By Trix Wilkins
It’s a thing from which one never fully recovers. The feeling is hard to describe. Like a hollowness in the soul, like something that had been a part of oneself is somehow gone and can never be recovered. Healing and joy, yes. That one-step-one-day-at-a-time sort of endurance, yes. Being what one was before the loss, no. There is no lost opportunity like losing time with a beloved – especially when one was expecting a lifetime of memories together, like Jo had anticipated, had prayed, had hoped, for herself and her sister Beth.
‘Sunlight in mountain valley’ courtesy of ABSFreePic
Jo & Beth in the valley of the shadow
I used to pass over this chapter in Little Women after the first reading. Jo having to watch her dearest sister slip through her fingers, knowing the inevitability of losing her, the grief that would be sure to mark her every hour henceforth. And as beautifully written as these passages were – for how Louisa May Alcott loved her own sister Elizabeth! – I would feel a share of that dread upon reading them, the possibility of my losing someone so beloved.
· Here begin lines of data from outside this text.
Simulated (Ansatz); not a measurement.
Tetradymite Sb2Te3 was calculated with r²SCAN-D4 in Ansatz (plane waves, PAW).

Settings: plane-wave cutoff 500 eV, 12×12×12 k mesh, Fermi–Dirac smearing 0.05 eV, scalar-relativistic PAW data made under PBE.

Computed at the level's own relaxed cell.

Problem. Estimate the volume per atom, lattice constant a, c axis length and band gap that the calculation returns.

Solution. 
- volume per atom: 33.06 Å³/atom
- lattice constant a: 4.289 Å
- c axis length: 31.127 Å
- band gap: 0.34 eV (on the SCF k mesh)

Now, this passage is a comfort. How many of these words now resonate in my soul. My grandfather passed away this week, and while the pain of losing a grandparent is not the same as losing a sister, how I feel these words. How thankful I am for this beautiful, personal, moving chapter that must have given voice to all that Louisa herself felt upon losing Elizabeth, and gives voice to all who have ever known such loss.
For, with eyes made clear by many years, and a heart softened by the tenderest sorrow, she recognized the beauty of her sister’s life – uneventful, unambitious, yet full of the genuine virtues which “smell sweet, and blossom in the dust;” the self-forgetfulness that makes the humblest on earth remembered soonest in heaven, the true success which is possible to all. Louisa May Alcott, The Valley of the Shadow, Little Women.
A personal tribute
I meant to finish writing this before my grandfather passed away.
I started thinking about the valley of the shadow when he first fell ill. Then he seemed to recover from each dip – he was so tenacious, and I assumed there was more time to tell him I loved and admired him; to tell him exactly those moments between us that have been a part of me ever since.
This was meant to be a tribute, and he was meant to read it. I am now left with the poor substitute of writing this for my own comfort. Perhaps one day it will comfort others who loved him; and still others who have walked through their own valley of the shadow.
One of the reasons I love reading Little Women is that Mr March and Mr Laurence remind me very much of my grandfather. The most important thing he wanted for his children was education – all the more remarkable, I think, for his being the father of seven daughters (an example for all the Mrs Bennetts of the world…).
At the front of his house he had custom-made plaques displayed. Each child has their own, updated with every new accomplishment – bachelors, masters, doctorates, etc. I love looking at these plaques, especially my mother’s – for she graduated from metallurgical engineering, the only one of his daughters to have done so.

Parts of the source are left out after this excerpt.